It’s what he did before coming to Bridgton that really makes him interesting. For it was his long life, and the many tales he loved to tell of it, which really made him an object of intrigue hereabouts, and cemented him as one of wonder to all our local children. You see Jabe claimed to have been born on shipboard in May of 1833, somewhere in the English Channel, to an Irish mother who later died and was buried at sea. As a boy, he claimed the misfortune of having crewing aboard a slave ship, which eventually brought him to our distant shores. Coming to America, he’d been an altar boy in a Catholic church, likely seeking sanctuary, until eventually he went west to grow up within the country. Here, he did many outlandish things, all of which he loved to tell about; and though his stories were often wild, he had the knowledge and the scars to prove many of them. To hear him tell it, he’d lived a life of high adventure in the old West, serving in the Mexican War of 1847, and could recite anecdotes of Santa Anna and the details of troop movements and battles he claimed to have fought. He’d been a gold-rush 49er, prospected in Vancouver, served under the famed Col. Custer and witnessed his tragic Last Stand, and afterwards been hunted across the Montana plains by a desperate band of Sioux. And if this you doubted he’d wax poetic of Custer’s stirring speeches, recite quotations, and stripping off his clothes display the tomahawk scars he’d earned to prove it. Struck down and left for dead, he’d been nursed back to health in a mountain cabin by a band of outlaws who’d found him, Jesse James among them – who by the way he maintained wasn’t really so bad a guy — and under his tutelage became a crack shot with the old cowboy .44 he kept till his dying day, which he used to pop rats and threaten midnight thieves around the Bridgton railyard.

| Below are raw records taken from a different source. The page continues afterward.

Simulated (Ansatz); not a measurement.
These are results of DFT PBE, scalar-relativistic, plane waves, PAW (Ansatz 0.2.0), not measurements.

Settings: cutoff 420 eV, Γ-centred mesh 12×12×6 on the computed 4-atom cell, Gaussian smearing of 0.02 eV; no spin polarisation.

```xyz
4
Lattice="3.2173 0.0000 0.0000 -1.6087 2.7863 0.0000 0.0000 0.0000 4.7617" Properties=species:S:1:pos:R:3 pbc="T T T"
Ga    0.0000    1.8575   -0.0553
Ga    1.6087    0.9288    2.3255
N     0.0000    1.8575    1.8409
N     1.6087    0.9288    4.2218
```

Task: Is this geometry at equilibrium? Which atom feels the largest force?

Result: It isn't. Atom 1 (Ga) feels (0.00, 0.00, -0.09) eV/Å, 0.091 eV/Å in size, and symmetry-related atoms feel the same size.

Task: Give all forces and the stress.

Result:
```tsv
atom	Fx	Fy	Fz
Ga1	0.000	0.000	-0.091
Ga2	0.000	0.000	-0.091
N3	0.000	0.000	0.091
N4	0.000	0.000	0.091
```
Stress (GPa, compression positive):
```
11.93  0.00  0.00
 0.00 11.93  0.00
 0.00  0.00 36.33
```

Another thing he picked up through his association with Jesse James was a government bounty on his head, so soon leaving that illustrious company he fell in with a travelling showman named P.T. Barnum, maybe you’ve heard of him, doing trick-shooting and driving the leopard wagon for him for many years. It was here he supposedly acquired a love of fairs and circuses and would always save up his money to see them whenever one came near. After many years of this, he drifted, finding varied work as a charcoal burner, a mason, and finally coming up to Maine, he took a job digging bricks in the claypit quarry where Portland Station was built in 1890.

He came to Bridgton upon the old B&SR railroad, a spur line off the Maine Central from Portland to New Hampshire and beyond, and when he arrived in the 1920s it was to put down roots and live out, among our pleasant rural hills, the last years of a long and uncommonly misspent life.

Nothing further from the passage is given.